Over half of survey respondents plan to increase investments in 5 years

By ZHONG NAN | China Daily | Updated: 2024-01-25 09:34

Cars are seen in production at a BMW Brilliant factory in Shenyang, Liaoning province.[Photo/Xinhua]

About 78 percent of German companies expect growth to be consistent in China in the next five years, while 54 percent plan to increase investments in the country, a survey published by the German Chamber of Commerce in China showed on Wednesday.

According to the Business Confidence Survey for 2023 and 2024, 79 percent of German companies said it is necessary to remain competitive in China.

The survey was conducted between Sept 5 and Oct 6 last year. A total of 566 member companies of the chamber responded to the survey.

About 42 percent of German companies expect positive industry development in 2024, compared to only 21 percent in 2023, as per the survey.

Ulf Reinhardt, chairperson of the board of the German Chamber of Commerce in China (South and Southwest China), said about 5 percent of the survey respondents currently regard Chinese companies as innovation leaders in their industry, but 46 percent foresee them becoming leaders within the next five years.
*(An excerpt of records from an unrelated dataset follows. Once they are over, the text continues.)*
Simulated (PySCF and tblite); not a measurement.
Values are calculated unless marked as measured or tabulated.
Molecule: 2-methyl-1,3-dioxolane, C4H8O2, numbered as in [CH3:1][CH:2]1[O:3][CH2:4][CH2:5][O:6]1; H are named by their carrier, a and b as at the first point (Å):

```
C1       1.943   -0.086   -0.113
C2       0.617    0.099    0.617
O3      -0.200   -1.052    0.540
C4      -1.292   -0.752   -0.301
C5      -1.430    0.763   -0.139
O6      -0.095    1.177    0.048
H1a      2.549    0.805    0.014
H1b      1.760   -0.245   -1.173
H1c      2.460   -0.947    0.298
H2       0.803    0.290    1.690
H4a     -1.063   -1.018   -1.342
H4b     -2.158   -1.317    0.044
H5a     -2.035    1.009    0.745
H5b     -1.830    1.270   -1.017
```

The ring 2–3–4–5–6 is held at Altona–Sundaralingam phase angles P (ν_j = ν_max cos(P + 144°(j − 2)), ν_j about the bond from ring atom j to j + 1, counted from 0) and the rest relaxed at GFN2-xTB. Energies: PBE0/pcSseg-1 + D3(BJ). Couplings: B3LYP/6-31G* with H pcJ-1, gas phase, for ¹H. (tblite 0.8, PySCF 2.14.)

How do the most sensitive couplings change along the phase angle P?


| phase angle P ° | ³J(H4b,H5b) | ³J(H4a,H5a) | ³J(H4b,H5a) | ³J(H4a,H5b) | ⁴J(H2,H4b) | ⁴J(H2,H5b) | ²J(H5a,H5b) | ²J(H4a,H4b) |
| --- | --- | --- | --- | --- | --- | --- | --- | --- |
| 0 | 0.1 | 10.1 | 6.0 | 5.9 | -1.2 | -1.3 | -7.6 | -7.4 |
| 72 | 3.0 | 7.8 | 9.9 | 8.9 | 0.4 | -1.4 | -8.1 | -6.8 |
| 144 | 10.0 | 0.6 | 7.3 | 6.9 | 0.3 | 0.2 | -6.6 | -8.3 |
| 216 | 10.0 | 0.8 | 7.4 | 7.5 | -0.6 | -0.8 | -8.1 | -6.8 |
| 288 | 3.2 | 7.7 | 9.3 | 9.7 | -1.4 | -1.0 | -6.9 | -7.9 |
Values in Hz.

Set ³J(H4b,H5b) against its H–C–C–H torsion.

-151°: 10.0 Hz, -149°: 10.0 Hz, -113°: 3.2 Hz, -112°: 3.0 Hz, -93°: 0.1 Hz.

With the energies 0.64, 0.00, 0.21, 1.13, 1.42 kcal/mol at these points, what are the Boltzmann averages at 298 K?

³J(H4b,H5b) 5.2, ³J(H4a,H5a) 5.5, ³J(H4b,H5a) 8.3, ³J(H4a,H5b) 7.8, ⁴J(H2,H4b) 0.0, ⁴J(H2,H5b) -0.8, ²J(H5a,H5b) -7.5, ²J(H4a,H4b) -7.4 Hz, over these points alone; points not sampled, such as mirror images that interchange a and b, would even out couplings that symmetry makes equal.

German business leaders said China's significance to the German economy remains unique.

As Germany's most important trading partner for seven consecutive years, the Sino-German economic relationship sustains millions of jobs in both countries, said Jens Hildebrandt, executive director of the German Chamber of Commerce in China (North China).

The enormous size of the Chinese consumer market, advanced supply chain infrastructure, and status as an increasingly strong innovator make China one of the most important markets for many German companies, Hildebrandt said.

The German Chamber of Commerce in China has more than 2,100 members, including Siemens AG, Mercedes-Benz Group, Covestro AG and Bayer Group.

Upbeat about the Chinese market, logistics conveying equipment manufacturer Beumer Group became the 500th German company to settle in Taicang, in East China's Jiangsu province, early this month.

The company plans to invest a total of 100 million euros ($108.74 million), with an annual output value of up to 1.4 billion yuan ($195.5 million) in Taicang, according to information released by the local government.

Since the arrival of the first German company in 1993, Taicang has attracted 500 German enterprises.

The first 100 German enterprises came to Taicang in a span of 14 years, but it only took two years for the last 100 German businesses to settle in the city.

To become a manufacturing powerhouse, China needs to not only increase efforts aimed at independent research and development but also collaborate with countries like Germany to identify gaps and learn from each other's strengths, said Bai Ming, a researcher at the Chinese Academy of International Trade and Economic Cooperation in Beijing.

Both China and Germany have achieved significant success in cooperation in high-end manufacturing industries, not only in areas like household appliances, construction machinery and communication equipment, but also in fast-growing sectors such as chemicals, new energy and autonomous driving systems, he said.

Eager to enhance the country's strength in attracting foreign capital, China will roll out a package of measures this year to boost efforts in soliciting foreign investment. The government will work to solve existing problems that foreign businesses face in investing in its market, said Zheng Chiping, head of the National Development and Reform Commission's Department of Foreign Capital and Overseas Investment.

China has shifted its utilization of foreign investment from being solely focused on scale and speed to a more quality-driven approach.

The high-tech manufacturing sector has experienced rapid growth in attracting foreign investment, in line with industrial restructuring.

This reflects a continuous upgrade in China's utilization of foreign investment structures, said Sang Baichuan, dean of the University of International Business and Economics' Institute of International Economy in Beijing.

That sentiment is in line with the latest data.

China's high-tech industries attracted 423.34 billion yuan of foreign direct investment in 2023, accounting for 37.3 percent of the country's total utilized FDI, data from the Ministry of Commerce showed.